Pedestrians walk down a street in the amusement district of Shinjuku in Tokyo, on February 12, 2026. (Photo: VCG)
In April, all flights on 30 China-Japan routes were cancelled, data from Chinese industry information provider Flight Master showed on Friday.
In April, the number of flights from Chinese mainland to Japan totaled 2,554, a decrease of 182 flights compared with March. This represents a 54.4 percent decline from 2025 year-on-year, with the rate of decline widening by 4.3 percentage points from March, the platform told the Global Times.
It added that among the top 20 international and regional routes by flight volume during the May Day holiday, round-trip flights between China and South Korea ranked first, with a year-on-year increase of 9.4 percent. In contrast, round-trip flights between China and Japan declined 56.7 percent year-on-year.
The total volume of China-Japan flights continued to operate at a low level. According to the Flight Master, a total of 2,691 flights from the Chinese mainland to Japan were canceled in March, with the cancellation rate reaching 49.6 percent, up 1.1 percentage points from February.
The number of visitors to Japan from the Chinese mainland plunged 55.9 percent year-on-year in March to 291,600, marking a continued downward trend that is weighing on multiple sectors of the Japanese economy, the Xinhua News Agency reported.
Also, in the first quarter of this year, arrivals from the Chinese mainland to Japan dropped 54.6 percent year-on-year, according to Xinhua.

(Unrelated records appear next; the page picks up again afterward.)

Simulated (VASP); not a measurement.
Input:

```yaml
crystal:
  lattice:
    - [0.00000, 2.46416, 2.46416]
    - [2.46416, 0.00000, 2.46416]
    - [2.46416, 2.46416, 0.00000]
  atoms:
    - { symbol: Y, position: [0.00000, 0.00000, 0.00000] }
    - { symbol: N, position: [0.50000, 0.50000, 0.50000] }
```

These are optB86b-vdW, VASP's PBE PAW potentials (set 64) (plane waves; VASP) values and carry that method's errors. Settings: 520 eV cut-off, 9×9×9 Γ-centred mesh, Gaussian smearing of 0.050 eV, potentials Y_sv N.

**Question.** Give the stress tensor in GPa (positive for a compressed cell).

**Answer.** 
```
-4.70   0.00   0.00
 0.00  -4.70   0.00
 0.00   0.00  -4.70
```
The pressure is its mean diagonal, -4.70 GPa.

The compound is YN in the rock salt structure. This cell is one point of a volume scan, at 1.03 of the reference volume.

On Thursday, responding to a question by Asahi Shimbun claiming that exchanges between Japan and China have been dwindling and asking whether the Chinese side hopes to see people-to-people exchange between the two countries restored, Lin Jian, spokesperson from China's Foreign Ministry, told a press conference that the root cause of the serious difficulties in bilateral relations lies in Prime Minister of Japan Sanae Takaichi's erroneous remarks on Taiwan. The responsibility rests solely with the Japanese side.
"If the Japanese side truly hopes to improve relations with China, it should abide by the four political documents between the two countries and the commitments it made to China, retract its erroneous remarks, safeguard the political foundation for bilateral relations with concrete actions, and create necessary conditions for normal exchanges with China," Lin noted.